3 tablespoons rice wine vinegar or coconut vinegar
1/4 cup olive oil
pinch of salt and pepper
For the salad
head of romaine lettuce, chopped
2–3 mandarin oranges, peeled
1 package of cole slaw mix (carrots, red cabbage, green cabbage)
2–3 green onions, chopped
1 tablespoon black sesame seeds
For the salmon
1 pound salmon, cut into 4 filets
pinch of salt
3 tablespoons sriracha
2 tablespoons honey
Preheat oven to 425 degrees. Line a baking sheet with foil.
Place all ingredients for the dressing in a jar, close and shake well. Place in the fridge while you finish the rest of the salad.
Add all ingredients for the salad in a large serving bowl then set aside.
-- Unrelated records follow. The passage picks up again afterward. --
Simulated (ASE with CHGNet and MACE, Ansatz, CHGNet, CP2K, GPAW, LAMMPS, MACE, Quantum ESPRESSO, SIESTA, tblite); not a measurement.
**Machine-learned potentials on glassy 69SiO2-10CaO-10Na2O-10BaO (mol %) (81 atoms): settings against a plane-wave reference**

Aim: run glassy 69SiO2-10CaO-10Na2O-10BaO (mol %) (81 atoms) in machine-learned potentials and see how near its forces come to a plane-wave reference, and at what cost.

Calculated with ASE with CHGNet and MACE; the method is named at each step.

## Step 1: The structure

Lastly, mix together sriracha and honey. Place salmon filets on baking sheet and sprinkle with salt. Then use a brush to brush on the sriracha/honey mixture onto all the filets. Place in oven to bake for 8-10 minutes (this will depend on the thickness of your filets) to cook until medium.
To make salad: pour dressing onto salad (whatever amount you prefer) and toss, top with salmon, green onions, sliced almonds and black sesame seeds. Easy as that!